Cosco Group Could Face $1M Fine For Barrier reef Oil Spill

April 6th, 2010 - 11:12 pm ICT by Angela Kaye Mason  

Apr 06 (THAINDIAN NEWS) The Shen Neng, a Chinese coal-carrying ship ran aground on Douglas Shoals, of the Great Keppel Tourist Resort off of the coast of Queensland Australia. When the ship ploughed full speed ahead right into the protected area of the Great Barrier Reef, it was a great bit off course. It hit the reef at full speed, 15 km or 9 miles outside of the shipping lane. After the crash, the police reported that the boat was leaking oil and was damaged badly on the port side, which left it in danger of tearing apart. Patches of oil were seen near the ship pretty quickly after the crash occurred.

The police sent a boat in on Sunday to remain on standby in case the 23 crew members needed to be evacuated. At that time the oil slick was 100 yards wide and stretched for 2 miles. Approximately 2 tons of oil had already spilled into the ocean at the Great Barrier Reef, causing serious dangers to the marine life there. On Monday two tugboats came in to stabilize the ship so that it would not rip apart and cause even more damage to the reef. On Tuesday, a boom was placed around the ship to try and stop the oil from leaking any further.

Prime Minister Kevin Rudd finds it outrageous that the ship was that far off course and thus caused so much damage to Australia’s Great Barrier Reef. He maintains that those to blame must be held accountable. “It is outrageous that any vessel could find itself 12 kilometres off course in the Great Barrier Reef,” he said.

“From my point of view as Prime Minister of Australia, there is no greater natural asset for Australia than the Great Barrier Reef,” he added.

“I take any threat to the Great Barrier Reef fundamentally seriously.

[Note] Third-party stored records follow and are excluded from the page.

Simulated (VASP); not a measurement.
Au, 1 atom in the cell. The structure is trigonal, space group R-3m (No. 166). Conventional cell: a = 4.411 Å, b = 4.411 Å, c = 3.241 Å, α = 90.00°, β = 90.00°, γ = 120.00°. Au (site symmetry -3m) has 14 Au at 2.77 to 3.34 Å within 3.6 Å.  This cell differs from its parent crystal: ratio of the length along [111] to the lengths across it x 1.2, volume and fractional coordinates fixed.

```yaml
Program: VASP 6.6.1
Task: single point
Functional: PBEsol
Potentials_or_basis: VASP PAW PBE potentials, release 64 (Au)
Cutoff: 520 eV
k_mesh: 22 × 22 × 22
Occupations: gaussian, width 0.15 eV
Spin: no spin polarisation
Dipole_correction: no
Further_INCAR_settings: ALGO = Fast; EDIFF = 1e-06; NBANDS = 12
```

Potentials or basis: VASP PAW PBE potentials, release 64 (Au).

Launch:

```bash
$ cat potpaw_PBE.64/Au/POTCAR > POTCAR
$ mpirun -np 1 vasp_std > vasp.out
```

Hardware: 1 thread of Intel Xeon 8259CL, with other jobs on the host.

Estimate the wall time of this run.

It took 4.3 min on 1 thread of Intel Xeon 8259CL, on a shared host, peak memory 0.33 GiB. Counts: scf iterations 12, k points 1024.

“The practical challenge is to deal with this situation now. The practical challenge then is to bring to account those who are responsible,” he said.

Authorities have not yet determined whether the ship’s crew was “taking a shortcut” or were fatigued, but whatever the reason, Shenzhen Energy, which is a subsidiary of China’s largest shipping operator, the Cosco Group could be fined up to 1 million Australian dollars ($920,000) for straying from the authorized shipping lane.